Kevin Gorman: Time for Pirates to put an offer on table for Jameson Taillon
BRADENTON, Fla. — Jameson Taillon follows the business side of baseball with keen interest, from free agency to arbitration, and the Pittsburgh Pirates pitcher was captivated by a trio of cases that could affect his future as the face of the franchise.
Mostly, Taillon was thrilled to see Gerrit Cole win his hearing against the Houston Astros for an arbitration-record $13.5 million salary this season, doubling his 2018 earnings.
“I was happy for him,” Taillon said. “Gerrit obviously is extremely interested in the process and how arbitration works and stuff. I knew he was committed to going into his case and, you know Gerrit, he’s going to help his own cause and be involved in the process so I know he put a lot of time into it.”
Cole was 15-5, with a 2.88 ERA, 1.03 WHIP and MLB-leading 12.4 strikeouts per nine innings for the Astros last year, after being acquired in a January 2018 trade with the Pirates for pitchers Joe Musgrove and Michael Feliz, third baseman Colin Moran and minor-league outfielder Jason Martin. That deal looks lopsided, but the Pirates didn’t believe they could sign Cole to a long-term deal and probably were right.
The Philadelphia Phillies, however, avoided arbitration with 25-year-old ace Aaron Nola by signing him to a four-year, $45 million contract extension that bought out two years of free agency.
Maybe Nola would have thought twice about his deal if he had known what Cole would win.
Nola was 17-6, with a 2.37 ERA, 0.975 WHIP and 9.5 strikeouts per nine innings last season, putting up better numbers for half the 2019 salary but more long-term security.
“Gerrit, I was really happy for him on a personal level but Gerrit, by winning his case, pushed forward that starting pitcher market, which has been kind of stuck in arbitration for awhile,” said Taillon, who replaced Cole as the Pirates’ MLB Players Association representative.
“With Nola, I don’t know him but I just sense that the Phillies would try to lock a guy like that up. I’ve heard they’ve had some money to spend, and he’s their guy. … Good for him.”
Perhaps, but Nola’s deal is far below market value.
That could be bad for Taillon’s future with the Pirates, now that Cole has cashed in and Nola sold himself short. Not that the Pirates have made any attempts to lock up Taillon with a long-term contract, allowing him to play for slightly above the MLB minimum at $575,000 despite going 14-10, with a 3.20 ERA and 1.178 WHIP last season.

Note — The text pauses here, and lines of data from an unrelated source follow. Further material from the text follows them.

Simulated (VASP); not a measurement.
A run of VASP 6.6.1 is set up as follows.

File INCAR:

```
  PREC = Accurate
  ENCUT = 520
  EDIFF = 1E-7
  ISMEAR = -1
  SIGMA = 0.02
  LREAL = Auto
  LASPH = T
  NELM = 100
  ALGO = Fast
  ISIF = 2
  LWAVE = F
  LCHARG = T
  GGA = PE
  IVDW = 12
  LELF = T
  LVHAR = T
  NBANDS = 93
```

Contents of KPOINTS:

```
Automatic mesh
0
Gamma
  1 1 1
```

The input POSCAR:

Taillon has heard nothing about an extension from the Pirates.
“We haven’t talked about anything,” Taillon said Thursday at Pirate City. “You never know, my agent could be in contact with them at some point but I haven’t heard anything right now. I mean, I’m pitching for the minimum and, right now, that’s a pretty good deal so I understand there’s a side of everything and how it works. Right now, I’d be ready to just go year to year because that’s all I can do.
“That’s all I know, all I’m getting ready for.”
That’s a risk the Pirates have to weigh, considering the arbitration outcome of another pitcher. Trevor Bauer won his case against the Cleveland Indians for $13 million, only to insist he will only sign one-year contracts for the remainder of his career.
That could be tempting for Taillon, seeing the bigger payday for pitchers came by taking teams to free agency. Taillon used Max Scherzer’s seven-year, $210 millon contract with the Washington Nationals in 2015 — half is deferred in $15 million annual payments through 2028 — as an example of a player who took a calculated risk.
“I love a guy who bets on himself,” Taillon said of Bauer. “That fires me up, a guy who is confident in himself.”
The Pirates’ strategy could be as simple as drafting and developing players, maximizing their value through their 20s and either trading them when they reach arbitration, like Cole, or before they reach free agency, like Andrew McCutchen.
In Taillon, the Pirates have a potential combination of Cole and Cutch, a player who can be the ace and face of their franchise. They made Taillon the No. 2 overall pick in 2010, and he’s appreciative that the Pirates made that investment in him (over Manny Machado) and shown patience through his injuries on his way to stardom.
“I don’t try to be that; I just try to do my job,” Taillon said of the ace-and-face tag. “But when I got called up, we had Cutch and we had these guys who the city could look to and identify what Pirates baseball is. I think it’s nice from a fan perspective to have somebody you can root for.
“I bought a place in Pittsburgh. This city means a lot to me. This organization took a chance on me. They drafted me out of high school. It’s not something where I’m waking up every day, going, ‘I’ve got to represent baseball in this city.’ I’m just trying to do my job. But, at the same time, yeah, I’ll embrace it. I’ve connected with the city, with the fans — I’ve connected with them a bunch over the years — and if I am someone they look at, it’s awesome.”
Taillon is someone the Pirates should be looking to lock up, not as a goodwill gesture to fans but rather as a cornerstone for a club that talks about winning a World Series but is silent when it comes to spending.
It’s time for the Pirates to put one on the table for Taillon.